For Problems $7-18$, please do the following.
(a) Draw a scatter diagram displaying the data.
(b) Verify the given sums $\Sigma x, \Sigma y, \Sigma x^{2}, \Sigma y^{2}$, and $\sum x y$ and the value of the sample correlation coefficient $r$.
(c) Find $\bar{x}, \bar{y}, a$, and $b$. Then find the equation of the least-squares line $\hat{y}=a+b x$
(d) Graph the least-squares line on your scatter diagram. Be sure to use the point $(\bar{x}, \bar{y})$ as one of the points on the line.
(e) Interpretation Find the value of the coefficient of determination $r^{2}$. What percentage of the variation in $y$ can be explained by the corresponding variation in $x$ and the least-squares line? What percentage is unexplained? Answers may vary slightly due to rounding.
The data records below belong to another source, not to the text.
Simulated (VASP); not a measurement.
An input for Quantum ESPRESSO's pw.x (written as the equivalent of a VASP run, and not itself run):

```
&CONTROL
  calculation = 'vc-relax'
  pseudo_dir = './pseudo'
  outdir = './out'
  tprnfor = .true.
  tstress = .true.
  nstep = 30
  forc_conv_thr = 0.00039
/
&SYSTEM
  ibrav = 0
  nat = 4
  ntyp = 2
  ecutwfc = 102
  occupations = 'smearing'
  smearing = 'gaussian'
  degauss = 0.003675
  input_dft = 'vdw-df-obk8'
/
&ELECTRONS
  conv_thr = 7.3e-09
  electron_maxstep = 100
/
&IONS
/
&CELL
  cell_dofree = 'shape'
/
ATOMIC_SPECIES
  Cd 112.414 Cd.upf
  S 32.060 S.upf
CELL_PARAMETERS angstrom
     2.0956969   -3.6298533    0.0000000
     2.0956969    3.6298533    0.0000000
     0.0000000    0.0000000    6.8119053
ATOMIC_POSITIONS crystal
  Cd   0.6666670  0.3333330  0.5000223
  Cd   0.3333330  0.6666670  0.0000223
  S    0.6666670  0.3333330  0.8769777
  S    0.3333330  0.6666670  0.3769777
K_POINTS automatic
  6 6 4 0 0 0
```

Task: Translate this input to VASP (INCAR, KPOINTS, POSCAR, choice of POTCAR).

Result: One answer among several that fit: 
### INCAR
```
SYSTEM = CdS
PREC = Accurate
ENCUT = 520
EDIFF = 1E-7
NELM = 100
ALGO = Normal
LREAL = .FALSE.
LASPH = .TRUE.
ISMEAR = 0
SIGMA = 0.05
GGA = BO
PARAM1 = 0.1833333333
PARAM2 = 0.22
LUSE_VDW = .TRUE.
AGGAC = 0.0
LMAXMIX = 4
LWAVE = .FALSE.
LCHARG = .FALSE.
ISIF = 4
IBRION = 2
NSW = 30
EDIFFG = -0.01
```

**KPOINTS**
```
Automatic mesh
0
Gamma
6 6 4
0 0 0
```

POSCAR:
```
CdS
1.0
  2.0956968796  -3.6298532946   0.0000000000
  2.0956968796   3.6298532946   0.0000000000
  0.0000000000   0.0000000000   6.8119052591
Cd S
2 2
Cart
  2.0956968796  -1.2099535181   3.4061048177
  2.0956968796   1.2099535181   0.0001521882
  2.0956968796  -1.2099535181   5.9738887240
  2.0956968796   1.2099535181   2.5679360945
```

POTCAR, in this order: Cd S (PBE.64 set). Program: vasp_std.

Cricket Chirps: Temperature Anyone who has been outdoors on a summer evening has probably heard crickets. Did you know that it is possible to use the cricket as a thermometer? Crickets tend to chirp more frequently as temperatures increase. This phenomenon was studied in detail by George W. Pierce, a physics professor at Harvard. In the following data, $x$ is a random variable representing chirps per second and $y$ is a random variable representing temperature $\left({ }^{\circ} \mathrm{F}\right)$. These data are also available for download at the Online Study Center.
$$
\begin{aligned}
&\begin{array}{l|llllllll}
\hline x & 20.0 & 16.0 & 19.8 & 18.4 & 17.1 & 15.5 & 14.7 & 17.1 \\
\hline y & 88.6 & 71.6 & 93.3 & 84.3 & 80.6 & 75.2 & 69.7 & 82.0 \\
\hline
\end{array}\\
&6\\
&\begin{array}{l|lllllll}
\hline x & 15.4 & 16.2 & 15.0 & 17.2 & 16.0 & 17.0 & 14.4 \\
\hline y & 69.4 & 83.3 & 79.6 & 82.6 & 80.6 & 83.5 & 76.3 \\
\hline
\end{array}
\end{aligned}
$$
Complete parts (a) through (e), given $\Sigma x=249.8, \Sigma y=1200.6$, $\Sigma x^{2}=4200.56, \Sigma y^{2}=96,725.86, \Sigma x y=20,127.47$, and $r \approx 0.835 .$
(f) What is the predicted temperature when $x=19$ chirps per second?